I read David Loy’s “Lack & Transcendence: The Problem of Death and Life in Psychotherapy, Existentialism, and Buddhism” midway months ago and forgot about it. It was a book I randomly discovered from someone’s tweet, and I immediately purchased it because it has all the key words I am attracted to in its title. I just finished a book and was looking for my next read when I chanced upon it again. I decided to start at the beginning again instead of resuming where I had left off, because I had completely forgotten everything I’ve read.
These quotes struck me deeply:
For Becker, this is literally true: normality is our collective, protective madness, in which we repress the truth of the human condition, and those who have difficulty playing this game are the ones we call mentally ill…a paranoid is someone who knows a little of what’s going on. Psychoanalysis reveals the high price of denying this truth about man’s condition, what might be called “the costs of pretending not to be mad.”
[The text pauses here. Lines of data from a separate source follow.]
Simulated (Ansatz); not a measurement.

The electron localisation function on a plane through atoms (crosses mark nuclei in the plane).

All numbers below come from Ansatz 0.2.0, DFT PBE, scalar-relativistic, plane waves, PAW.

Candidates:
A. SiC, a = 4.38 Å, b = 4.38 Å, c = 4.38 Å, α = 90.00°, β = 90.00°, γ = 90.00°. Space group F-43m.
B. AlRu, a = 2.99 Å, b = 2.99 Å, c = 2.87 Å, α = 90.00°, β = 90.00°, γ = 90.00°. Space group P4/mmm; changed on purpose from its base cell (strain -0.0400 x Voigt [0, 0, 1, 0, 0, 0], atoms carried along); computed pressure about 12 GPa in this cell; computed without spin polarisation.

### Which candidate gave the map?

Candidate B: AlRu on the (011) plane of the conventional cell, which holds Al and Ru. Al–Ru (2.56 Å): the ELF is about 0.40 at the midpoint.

Evidently we must choose between anxiety and repression. If we cannot face the truth of our condition, which is mortality (or groundlessness, according to my Buddhist interpretation), we must forget that truth, which is to repress it. The difference between neurosis and normality — that undramatic, unnoticed psychopathology of the average, according to Maslow — is how successful that repression is. The neurotic has a better memory than most of us, so anxiety keeps breaking through into consciousness and must be dealt with more harshly in order to preserve some purchase on one’s fate, some circumscribed sphere of action.
According to him, apparently I am always anxious because I have a better memory than other people? And being “normal” is a mask for our collective madness?
I recognise I am biased obviously, but it is still comforting to know there are people (philosophers mostly I guess) out there who have a radically different worldview from the norm. Maybe it doesn’t make me feel less insane – what is the definition of sanity and normal anyway – but it does make me feel less alone in the way I think of life and the world.